Dust May Be the Stuff of Planets
WASHINGTON — WASHINGTON -- A sun-like star just out of infancy has winked at astronomers, indicating its eclipse by cosmic dust and rocks, the stuff of which planets like Earth could possibly form, scientists reported Wednesday.
The star, located in the constellation Monoceros, is 2,400 light-years from Earth. It disappeared from view for regular periods of about 48 days over the past six years, astronomers said. Its disappearance suggested an eclipse, but not a typical one caused by an intervening planet, star or moon.
Astronomers said only a collection of smaller objects, such as dust and rocks, could cause the long eclipses they saw.

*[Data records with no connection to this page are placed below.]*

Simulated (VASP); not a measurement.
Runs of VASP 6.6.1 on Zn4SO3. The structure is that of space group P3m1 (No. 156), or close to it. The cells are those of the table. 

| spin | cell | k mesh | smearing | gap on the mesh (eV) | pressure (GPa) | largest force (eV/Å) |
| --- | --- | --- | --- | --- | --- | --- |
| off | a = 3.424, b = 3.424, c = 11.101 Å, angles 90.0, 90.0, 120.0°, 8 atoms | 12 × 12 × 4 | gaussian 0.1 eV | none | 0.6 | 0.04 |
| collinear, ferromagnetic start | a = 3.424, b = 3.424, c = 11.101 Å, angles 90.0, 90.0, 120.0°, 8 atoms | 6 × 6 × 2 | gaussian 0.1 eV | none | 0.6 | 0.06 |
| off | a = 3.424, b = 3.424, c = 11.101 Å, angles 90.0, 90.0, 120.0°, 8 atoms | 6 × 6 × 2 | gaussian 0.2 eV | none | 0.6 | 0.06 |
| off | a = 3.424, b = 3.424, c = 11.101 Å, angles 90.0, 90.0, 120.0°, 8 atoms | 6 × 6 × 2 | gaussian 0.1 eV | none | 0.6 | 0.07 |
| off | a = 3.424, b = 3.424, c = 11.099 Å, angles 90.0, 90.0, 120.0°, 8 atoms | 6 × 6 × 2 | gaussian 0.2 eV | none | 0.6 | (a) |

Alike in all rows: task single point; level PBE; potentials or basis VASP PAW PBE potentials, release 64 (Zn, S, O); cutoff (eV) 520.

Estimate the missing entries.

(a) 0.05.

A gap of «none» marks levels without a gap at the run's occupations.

Known as KH 15D, the star is about 3 million years old--young by stellar standards, and a prime age for monitoring by astronomers investigating our solar system’s past by exploring analogous regions of the universe visible today.
“We’ve monitored thousands of these stars over the years, and this is the only one that behaves this way,” said astronomer William Herbst of Wesleyan University, in Connecticut.
“Essentially the star winks at us,” Herbst said at a meeting on extrasolar planets at the Carnegie Institution in Washington.
The dust that caused the “wink” is different from the fine interstellar dust that is distributed throughout the cosmos, Herbst said. Its particles are bigger, indicating that it is clumping into a proto-planetary disk--from which planets can form.
“Is there a mass in here that is somehow sculpting the obscuring clouds so that it’s producing these rings of material which then circle around the star and alternately block the object? We think that’s very possible,” Herbst said.
There could be two blobs circling the star, or just one, but there is no confirmation yet of what could be causing this kind of disk to form, said Herbst’s colleague Catrina Hamilton.
At 3 million years old, KH 15D is much younger than the star at the center of our solar system--the sun, which is about 4.5 billion years old. It is generally established that the solar system’s planets formed when the sun was a few million years old.
The disk in Monoceros is forming quite close to KH 15D, closer than Mercury is to the sun.
“The star is ... like the sun was when it was 3 million years old, so the processes that are going on in this inner disk region, where terrestrial planets would be forming ... could be analogous to what was going on with the formation of Earth,” Herbst said.
The discovery was made with a relatively small, 24-inch telescope, so it could well be the subject of scrutiny with larger instruments.
“I think this gives us a whole new window into how planets form, and it’s one that a lot of astronomers will be trying to exploit with their telescopes in the next few years,” said NASA astronomer Steve Maran.
“I think this object might turn out to be something of a Rosetta Stone for deciphering some of the mysteries of planet formation,” said Alan Boss of the Carnegie Institution.